The site of a failed 5,400-acre wind farm in northern Penobscot County that sold for $3.25 million recently is the largest and most expensive piece of land in Maine sold so far this year, according to real estate records.
The Carroll Plantation plot includes both peaks and the ridgeline of Bowers Mountain and the northern slopes and most of the western and eastern terrain of Getchell Mountain. The location made news 10 years ago when the former owner and a subsidiary of First Wind wanted to build a 27-turbine wind farm called Bowers Mountain Wind that regulators rejected and then a pared down 16-turbine wind farm that also was rejected.
Maine Department of Environmental Protection staff who reviewed the smaller proposed wind farm said in 2013 that it would have “an unreasonably adverse impact” on the views of eight lakes that are among 14 “scenic resources of state or national significance” within 8 miles of the project site.

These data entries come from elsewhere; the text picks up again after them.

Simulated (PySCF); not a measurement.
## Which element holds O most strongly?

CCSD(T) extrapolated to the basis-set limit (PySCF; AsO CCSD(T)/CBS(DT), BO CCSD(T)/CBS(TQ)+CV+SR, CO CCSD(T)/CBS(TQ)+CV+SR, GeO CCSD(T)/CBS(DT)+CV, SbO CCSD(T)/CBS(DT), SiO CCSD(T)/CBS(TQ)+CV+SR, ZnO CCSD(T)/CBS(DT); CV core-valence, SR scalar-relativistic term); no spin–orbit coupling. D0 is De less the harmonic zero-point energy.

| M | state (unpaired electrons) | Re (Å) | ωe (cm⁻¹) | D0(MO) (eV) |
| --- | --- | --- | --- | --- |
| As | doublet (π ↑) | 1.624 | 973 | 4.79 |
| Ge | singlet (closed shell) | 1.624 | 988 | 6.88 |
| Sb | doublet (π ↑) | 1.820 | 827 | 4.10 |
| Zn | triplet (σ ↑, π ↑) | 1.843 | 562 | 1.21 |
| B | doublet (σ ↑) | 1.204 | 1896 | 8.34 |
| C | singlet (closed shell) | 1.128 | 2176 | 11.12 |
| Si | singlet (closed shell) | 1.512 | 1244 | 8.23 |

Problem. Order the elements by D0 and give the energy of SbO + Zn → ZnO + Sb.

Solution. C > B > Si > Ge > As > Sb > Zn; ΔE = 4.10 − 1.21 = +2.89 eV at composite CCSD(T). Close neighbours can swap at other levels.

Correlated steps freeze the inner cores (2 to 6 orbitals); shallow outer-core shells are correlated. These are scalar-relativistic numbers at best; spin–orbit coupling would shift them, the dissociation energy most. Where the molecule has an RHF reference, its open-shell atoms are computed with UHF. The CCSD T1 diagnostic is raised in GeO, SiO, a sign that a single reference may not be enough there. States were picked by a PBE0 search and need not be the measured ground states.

The sale of the land, owned by Maryland serial entrepreneur Doug Humphey, closed on May 25, Humphrey and his family used the land occasionally as a family compound since they bought it in 2006, Paul Hansen, a broker at Two Rivers Realty in Bucksport, said.
The new owner is a Maine logger who plans to harvest it for timber when the trees are ready in about 10 years, Hansen said. The timber was previously harvested before 2006 and is in the state’s Tree Growth Management Plan.
Clockwise, from left: One of five mountains on this 5,400-acre parcel of land in Carroll Plantation; This property in Carroll Plantation has 28,000 feet of water frontage on Dipper Pond and other streams; The kitchen on this 5,400-acre property in Carroll Plantation includes a commercial kitchen inside a dining hall. Credit: Courtesy of Kathleen Coogan
The previous highest land sale this year was $2.65 million in Rangeley and the biggest was 500 acres on Presque Isle, according to the Maine Association of Realtors.
The Carroll Plantation property is located on Dipper Pond Road east of Lee and southeast of Springfield near Route 6. It includes five mountain peaks, 12 miles of internal roads, 28,000 feet of stream frontage on Dipper Pond and a 10-acre pond.
The property has four small two-bedroom cabins, a dining hall with a commercial kitchen and an equipment building. It has a generator hookup for electricity but is off grid. There is a well on site and an existing sewer.
Hansen said he sold the property to former owner Humphrey, who recently made overtures about selling it.
“I called him and listed the property,” he said. “And within three days I got a full offer.”